The value table is particularly useful when compacting code like (+ i 2)
to check if the value used for incrementing (or decrementing) is between 0 and 4095
(the maximum value we can encode on 12 bits in super instructions).
IR Compiler
The IR Compiler takes optimized blocks of IR, with the symbol and value tables, and transform it into bytecode for the virtual machine. Its role is also to compute the jumps' positions from the labels in the IR blocks.
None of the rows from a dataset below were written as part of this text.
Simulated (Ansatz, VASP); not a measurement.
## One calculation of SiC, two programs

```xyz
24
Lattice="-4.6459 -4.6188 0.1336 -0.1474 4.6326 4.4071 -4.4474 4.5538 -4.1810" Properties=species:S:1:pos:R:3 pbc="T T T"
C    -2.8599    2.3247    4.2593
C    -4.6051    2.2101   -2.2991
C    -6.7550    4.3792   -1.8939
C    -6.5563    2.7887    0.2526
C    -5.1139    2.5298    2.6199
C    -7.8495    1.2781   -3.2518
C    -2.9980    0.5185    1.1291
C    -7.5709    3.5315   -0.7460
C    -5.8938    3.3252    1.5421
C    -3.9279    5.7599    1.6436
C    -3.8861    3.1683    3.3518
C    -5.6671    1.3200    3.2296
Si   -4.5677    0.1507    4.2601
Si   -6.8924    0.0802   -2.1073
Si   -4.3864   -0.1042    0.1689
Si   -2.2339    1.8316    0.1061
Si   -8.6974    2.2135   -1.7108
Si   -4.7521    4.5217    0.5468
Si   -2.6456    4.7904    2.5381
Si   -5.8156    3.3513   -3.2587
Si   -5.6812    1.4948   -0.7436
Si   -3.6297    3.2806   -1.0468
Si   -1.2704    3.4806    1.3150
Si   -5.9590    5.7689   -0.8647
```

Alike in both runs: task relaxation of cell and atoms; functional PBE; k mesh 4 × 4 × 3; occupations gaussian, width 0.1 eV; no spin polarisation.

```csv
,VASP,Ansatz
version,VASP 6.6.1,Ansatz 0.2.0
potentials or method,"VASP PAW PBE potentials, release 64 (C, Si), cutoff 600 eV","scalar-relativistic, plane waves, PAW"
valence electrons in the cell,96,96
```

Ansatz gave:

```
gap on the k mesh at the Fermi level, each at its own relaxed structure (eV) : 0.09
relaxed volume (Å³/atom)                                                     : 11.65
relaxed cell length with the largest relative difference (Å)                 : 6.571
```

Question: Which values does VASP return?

- The first step is to generate the file header: the string
ark\0
, followed by the version of the compiler (each number on two bytes), and then the timestamp (IRCompiler::pushFileHeader
). - We can continue to build our bytecode file header, with the symbols and the values table, respectively for a list of identifier used throughout
the program, and for all the values used (a tag-value system is used here so that the VM knows what type the value is) (
IRCompiler::pushSymAndValTables
). - Finally, we add the different code pages to the bytecode file, generated by the
IRCompiler::compile
method call, and create the SHA256 used for integrity checking of the bytecode, in a spot in the file header.
JSON Compiler
Given an input node, we generate the corresponding JSON structure:
- Symbol:
{"type": "Symbol", "name": "..."}
- Spread:
{"type": "Spread", "name": "..."}
- Capture:
{"type": "Capture", "name": "..."}
- Field:
{"type": "Field", "children": [{"type": "Symbol", "name": "..."}, ...]}
- String:
{"type": "String", "value": "..."}
- Number:
{"type": "Number", "value": ...}
- Function call:
{"type": "FunctionCall", "name": "...", "args": [{"type": "Symbol", "name": "..."} ...]}
- Keywords:
- Function declaration:
{"type": "Fun", "args": [{"type": "Symbol", "name": "..."} ...], "body": [...] | {...}}
- Variable declaration/modification:
{"type": "Let|Mut|Set", "name": {"type": "Symbol", "name": "..."}, "value": {...}}
- Condition:
{"type": "If", "condition": [...], "then": [...] | {}, "else": [...] | {}}]
- While loop:
{"type": "While", "condition": [...], "body": [...] | {}}]
- Begin:
{"type": "Begin", "children": [...]}]
- Import:
{"type": "Import", "package": "foo.bar.egg", "glob": false, "symbols": ["a", "b", "c"]}
- Del:
{"type": "Del", "value": {"type": "Symbol", "name": "..."}}
- Function declaration:
- Macros:
- Macro value:
{"type": "Macro", "name": "...", "value": {...}}
- Macro function:
{"type": "Macro", "name": "...", "args": [...], "body": {...}}
- Macro condition:
{"type": "MacroCondition", "condition": {...}, "then": {...}, "else": {...}}
- Macro value:
Some fields have been filled to give you an idea of what the value
should look like in most cases. One
should note that function arguments can have Capture
nodes as well as Symbol
nodes.
Generic structure:
{
"type": "<name>",
"value": ... || "..." || {...}, // optional
"name": "...", // optional
"args": [{...}, ...], // optional
"condition": [{...}, ...] || {...}, // optional
"then": [{...}, ...] || {...}, // optional
"else": [{...}, ...] || {...}, // optional
"body": [{...}, ...] || {...}, // optional
"children": [{...}, ...] // optional
}